Tuesday, December 17, 2013

$h!t My Parents Say - A New Book Written By Shia LaBeouf


With a high of 61 degrees and sunny today, it's easy to forget that just a couple weeks ago we had one of the worst freezes in Colorado's recorded history.  (I have not verified, nor even researched this fact.  If it turns out to be false, I'll copy and paste Shia LeBeouf's apology letter.)  But this warm and pleasant pre Christmas week weather is a good transition as I prepare to make the annual Christmas trek to Florida next week.  And like many of the pioneers who carved out this great land before me, I'll probably die of dysentery along the way.

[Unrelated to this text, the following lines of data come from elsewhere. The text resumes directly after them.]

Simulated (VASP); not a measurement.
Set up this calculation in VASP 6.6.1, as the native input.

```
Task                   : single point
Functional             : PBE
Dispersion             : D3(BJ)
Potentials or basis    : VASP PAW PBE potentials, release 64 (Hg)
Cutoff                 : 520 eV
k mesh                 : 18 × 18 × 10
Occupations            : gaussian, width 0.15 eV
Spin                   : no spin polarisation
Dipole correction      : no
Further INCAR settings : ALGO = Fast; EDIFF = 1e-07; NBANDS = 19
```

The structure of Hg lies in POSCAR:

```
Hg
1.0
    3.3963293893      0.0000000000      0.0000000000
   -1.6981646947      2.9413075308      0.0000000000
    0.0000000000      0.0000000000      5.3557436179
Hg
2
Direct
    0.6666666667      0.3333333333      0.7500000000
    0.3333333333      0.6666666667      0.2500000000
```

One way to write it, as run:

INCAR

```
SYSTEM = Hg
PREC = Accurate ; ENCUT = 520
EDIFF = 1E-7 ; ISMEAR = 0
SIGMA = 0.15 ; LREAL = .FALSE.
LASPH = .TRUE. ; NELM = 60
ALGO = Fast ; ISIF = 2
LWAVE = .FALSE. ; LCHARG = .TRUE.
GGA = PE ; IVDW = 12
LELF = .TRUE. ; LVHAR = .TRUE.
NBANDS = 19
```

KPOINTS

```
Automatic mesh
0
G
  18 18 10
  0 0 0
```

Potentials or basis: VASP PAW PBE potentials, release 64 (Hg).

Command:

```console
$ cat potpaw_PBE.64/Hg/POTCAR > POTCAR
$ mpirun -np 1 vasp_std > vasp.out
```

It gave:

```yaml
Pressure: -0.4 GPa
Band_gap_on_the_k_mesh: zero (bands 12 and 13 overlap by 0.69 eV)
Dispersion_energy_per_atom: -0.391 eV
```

As a preview of my much too long 2 week trip to Florida, my parents came to visit me over the weekend.  This was their first time here since I moved, and the first I've seen them since I visited back in August.  One thing you need to know about my parents.  They are certifiably, without a doubt, bat shit crazy.  Oh sure, everybody says that about their parents, but I bet you all don't keep a running log of proof!  Luckily for you, that's exactly what I did.

First up.....MOM:

When we were first pulling up towards my neighborhood, my mom was asking about local places to eat.  She looks across the street and says, "Oooh, do you ever go to that restaurant over there?  What's it called....Fridays?"  It was a TGI Fridays.

4 AM apparently seemed to be an appropriate time to wake up for my mom, and start rearranging my kitchen.

Finally, when driving home from dinner, my mom says, "I don't really like rap music."  Nobody had been talking before that statement.  Also, we were listening to Neil Young.

Next up.....DAD.

My dad was telling my mom something about NORAD.  She asked what that was.  He said, "It's the North American Defense System."  He had inadvertantly just spelled out NADS.

Throughout the weekend, my dad talked about his last trip to Denver.  He was convinced that there was an amazing Indian restaurant downtown that I had to go to.  He said "if we find the Holiday Inn downtown, then I know we'll find the restaurant.  He brought this up about 10 times just on the first day.  So the second morning, we drive downtown if for nothing else than to shut him up about this hotel, and we find the Holiday Inn.  As we pull up to he says, "Oh....you know, I think I actually stayed at the Sheraton."  Oh, and this trip he took to Denver?  It was in 1989.

Throughout the weekend, whenever we drove ANYWHERE, my dad would tell my mom at least 10x, "Look!  Look at the mountains!!"  Yes. In Denver.  Where the mountains are literally all around us.  As if they would up and move somewhere else overnight.

Finally, my dad has this knack for unsolicited explanations of the simplest, most basic things.  I'm talking things like what is a lawn sprinkler, why there are coat hooks in a restaurant, and the latest one from the weekend, why a restaurant has both inner and outer doors.  These are real things that have been described at great lengths to me....because apparently I'm incredibly ignorant.  Or an alien.  In which case, he'd be the perfect person to introduce my species to Earth.

So yes, it's a miracle I didn't headbutt anybody or anything this weekend.  I wonder how I'll survive the two weeks at home.  But, this weekend was not all frustration and fury.  We did see some cool stuff, like....

How candy gets made....



The obligatory trip to Red Rocks....



How to plan a trip to the Denver Mint and the Art Museum around days when they are closed.

Not pictured...because everything was usually closed the day we went.

And the Blossoms of Light at the Denver Botanical Gardens.


So with that, I again start to wonder how exactly I will make it through two whole weeks with these insane people.  Mostly, I'll try to stay reasonably drunk, and have an exit strategy for whenever my dad starts explaining to me how water comes out of the faucet.  Or what is a faucet.  Or what is water......

1 comment:

  1. oooooo that scarf looks warm! who needs a jacket!?